Such strange, paradoxical doctrines are irrefutable if we accept Stirner’s postulates. But we must reject his whole point of view and dispute the stress laid upon the individual as the only reality, as well as his denial of the reality of society. Granting that the individual is the only reality, then society and the nation are mere abstractions created by man and removable at his pleasure. But that is just the mistake. The individual has no existence apart from society, nor has he any greater degree of reality. He is simply an element, not a separate entity. His existence or non-existence does not depend upon himself. Nor is society merely an idea. It is a natural fact. The individual may be quite as appropriately described as an abstraction or a mere phantom.
The fundamental difference between Stirner and the other anarchists who will engage our attention is just this recognition of the reality of the social fact which Stirner denies in toto. It also marks the cleavage between literary and political anarchism.[1303]
II: SOCIAL AND POLITICAL ANARCHISM AND THE CRITICISM OF AUTHORITY
Stirner spent his life between his study and the Hippel Restaurant, the rendezvous of his friends. Bakunin and Kropotkin are men of a different stamp who have risked their freedom, and even their lives, for the sake of the cause which they have at heart. It is true that the seed sown in the mind of the ignorant as the result of their teaching has often had most deplorable results, but no one can deny the quality of courage to either Kropotkin or Reclus, or withhold from them the title of greatness both of mind and character.

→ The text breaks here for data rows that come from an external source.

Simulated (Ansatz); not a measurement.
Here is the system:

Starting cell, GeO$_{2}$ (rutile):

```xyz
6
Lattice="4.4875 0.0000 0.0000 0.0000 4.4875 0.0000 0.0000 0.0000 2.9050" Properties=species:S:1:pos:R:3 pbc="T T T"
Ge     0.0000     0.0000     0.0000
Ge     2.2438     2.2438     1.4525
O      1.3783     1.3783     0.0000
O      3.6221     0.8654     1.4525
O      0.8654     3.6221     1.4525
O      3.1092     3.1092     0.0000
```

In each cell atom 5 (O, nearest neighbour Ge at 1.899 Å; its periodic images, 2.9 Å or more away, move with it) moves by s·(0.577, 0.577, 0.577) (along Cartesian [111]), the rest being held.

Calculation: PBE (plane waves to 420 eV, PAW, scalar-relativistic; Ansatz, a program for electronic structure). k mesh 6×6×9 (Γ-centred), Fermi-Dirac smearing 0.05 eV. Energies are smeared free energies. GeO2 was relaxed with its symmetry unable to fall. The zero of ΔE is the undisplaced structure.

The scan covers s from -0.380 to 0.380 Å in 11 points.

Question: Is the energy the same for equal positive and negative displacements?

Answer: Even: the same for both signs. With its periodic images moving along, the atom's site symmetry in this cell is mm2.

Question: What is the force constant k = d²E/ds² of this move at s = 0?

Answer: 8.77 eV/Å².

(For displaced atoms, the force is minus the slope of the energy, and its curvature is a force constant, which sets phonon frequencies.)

Bakunin was reared in much the same intellectual atmosphere as Stirner.[1304] By birth he belonged to the Russian nobility, and spent the earliest years of his life in the Russian army. In 1834, at the age of twenty, he resigned his commission in order to devote himself to the study of philosophy, and, like Proudhon, Stirner, and Marx, he came under the universal spell of Hegel. In 1840 he proceeded to Berlin, where he became acquainted with the school of young Radicals of whom we have already spoken. From 1844 to 1847 we find him in Paris, where he used to spend whole nights in discussion with Proudhon. Proudhon’s influence upon him is very marked, and one constantly meets with passages in the writings of the Russian anarchist which are nothing but paraphrases of ideas already put forward by Proudhon in the Idée générale de la Révolution au XIXe Siècle. The year 1848 revealed to the dilettante nobleman his true vocation, which he conceived to be that of a revolutionary. He successively took part in the risings at Prague and in the Saxon Revolution at Dresden. He was arrested and twice condemned to death, in Saxony and again in Austria, but was finally handed over to the Russian authorities, who imprisoned him in the fortress of St. Peter and St. Paul, where an attack of scurvy caused him to lose all his teeth. He was exiled to Siberia in 1857, but managed to escape in 1861. Making his way to London, he undertook the direction of a vigorous revolutionary campaign, which was carried on in Switzerland, Italy, and France. During the years 1870 and 1871 he successfully planned a popular rising at Lyons. Bernard Lazare has graphically described him as “a hirsute giant with an enormous head which seems larger than it really is because of the mass of bushy hair and untrimmed beard which surrounds it. He always sleeps rough, has no roof above him, and no homeland which he can call his own, and like an apostle is always prepared to set out on his sacred mission at any hour of the night or day.”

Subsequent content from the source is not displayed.